The timing, thickness and duration of the snow cover all influence rock temperature and therefore permafrost occurrence. Until present, it was often assumed that the snow cover is thin or non-existent in steep rock walls, due to gravity-induced effects. However, we observe that deep snow can indeed accumulate in very steep terrain. Measuring and modelling the snow cover in rock walls is therefore necessary to understand its effects on rock temperature.
In this project we investigate snow distribution and snow cover characteristics in various permafrost rock walls and their influences on the thermal regime of the rock. In parallel, the mechanical influences of snow and meltwater on rock wall stability are being studied by our project partners at the University of Bonn and the TU Munich. The overall aim of the project is to investigate the impact of the snow cover on changes in the rock thermal regime and thus on the conservation or degradation of permafrost in steep rock walls.
The study sites are steep North- and South-oriented rock walls in the Swiss Alps at Gemsstock (central Swiss Alps), Steintälli (Valais Alps) and Jungfraujoch (Bernese Alps). The latter is located in continuous permafrost terrain, whereas Gemsstock and Steintälli are at the lower fringe of permafrost, where thermal changes in the rock can rapidly affect permafrost distribution and rock wall stability.
2014 - 2017
Snow cover distribution and thickness in rock walls is measured using a terrestrial laser scanner at different times in the course of winter. Snow depths are determined by comparing the winter laserscans with scans of the snow-free walls in summer, so-called high resolution digital elevation models. Automatic cameras register valuable information on weather conditions, snow distribution, snowmelt patterns, avalanches and ephemeral summer snow. Snow depths are also registered by automatic weather stations.

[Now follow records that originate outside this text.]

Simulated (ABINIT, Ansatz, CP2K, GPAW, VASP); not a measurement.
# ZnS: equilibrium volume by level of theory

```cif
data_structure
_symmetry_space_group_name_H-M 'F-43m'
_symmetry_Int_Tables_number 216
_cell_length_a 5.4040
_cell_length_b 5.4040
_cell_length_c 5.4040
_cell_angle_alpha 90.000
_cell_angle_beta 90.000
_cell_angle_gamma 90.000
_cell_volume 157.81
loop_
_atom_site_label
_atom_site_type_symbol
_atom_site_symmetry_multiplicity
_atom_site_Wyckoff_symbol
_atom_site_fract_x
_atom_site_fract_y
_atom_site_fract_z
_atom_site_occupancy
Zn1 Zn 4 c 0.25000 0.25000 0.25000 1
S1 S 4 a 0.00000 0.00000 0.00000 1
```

Our observations show that the local micro-topographic rock structure strongly influences snow cover distribution and that deep snow can accumulate on 70° to 80° steep slopes, particularly with step-like terrain. However, vertical and overhanging rock is generally snow-free but can be covered in snow and rime during storms, provoking short-term latent heat exchanges at the rock surface. Surprisingly, snow can disappear earlier in shady slopes if the rock surface in the sunny slopes is smoother with a more homogeneously distributed snow cover.
For the first time, snow pits have been dug in steep rock walls and these reveal strongly contrasting and aspect-dependent snow characteristics. Melt-forms and -crusts dominate on South-oriented slopes, whereas intense constructive snow metamorphism occurs on their North-facing counterparts. Wind redistribution and sloughing play an important role and the snow cover is often underlain by a layer of thick ice due to meltwater flowing down the bare rock surfaces and refreezing under the snow. Cavity hoar has been observed between strongly fractured rock and the snowpack, indicating that upward vapour transport occurs through fractures.
Near-surface rock temperatures are measured at 10 cm depth in vertical linear arrays over the rock walls with a distance of 3 m between each temperature logger. At the Gemsstock site, rock temperatures are also measured at depth, in a 40 m horizontal borehole which was drilled through the ridge from North to South in 2005.
The near-surface rock temperature measurements deliver a wealth of information on the timing of the snow cover, melt and freezing processes, the effects of snowmelt water and the influences of slope, aspect and surface roughness on rock temperature. The data obtained during snow-free periods displays the occurrence of huge diurnal temperature variations and multiple freeze-thaw cycles near the surface of the rock. In contrast, borehole temperature data indicate that the rock reacts with a 6 month delay at depth to temperature influences at the surface - but also that precipitation and snow melt water can infiltrate into fractures at the surface and influence temperatures at depth within hours.
Energy exchanges between the snow or atmosphere and the underlying rock - and consequently changes in rock temperature are simulated using the 1D model SNOWPACK. The aims are 1) to develop an efficient system to realistically simulate the snow cover and its impact on rock temperatures in terrain where in-situ measurements are unavailable and 2) to model future trends of changing temperature and snow cover scenarios.
The hydrothermal and hydromechanical influences of snow melt infiltration in fractured bedrock are modelled by our German project partners using the coupled model UDEC. Both models are driven and validated using various types of data obtained in the field.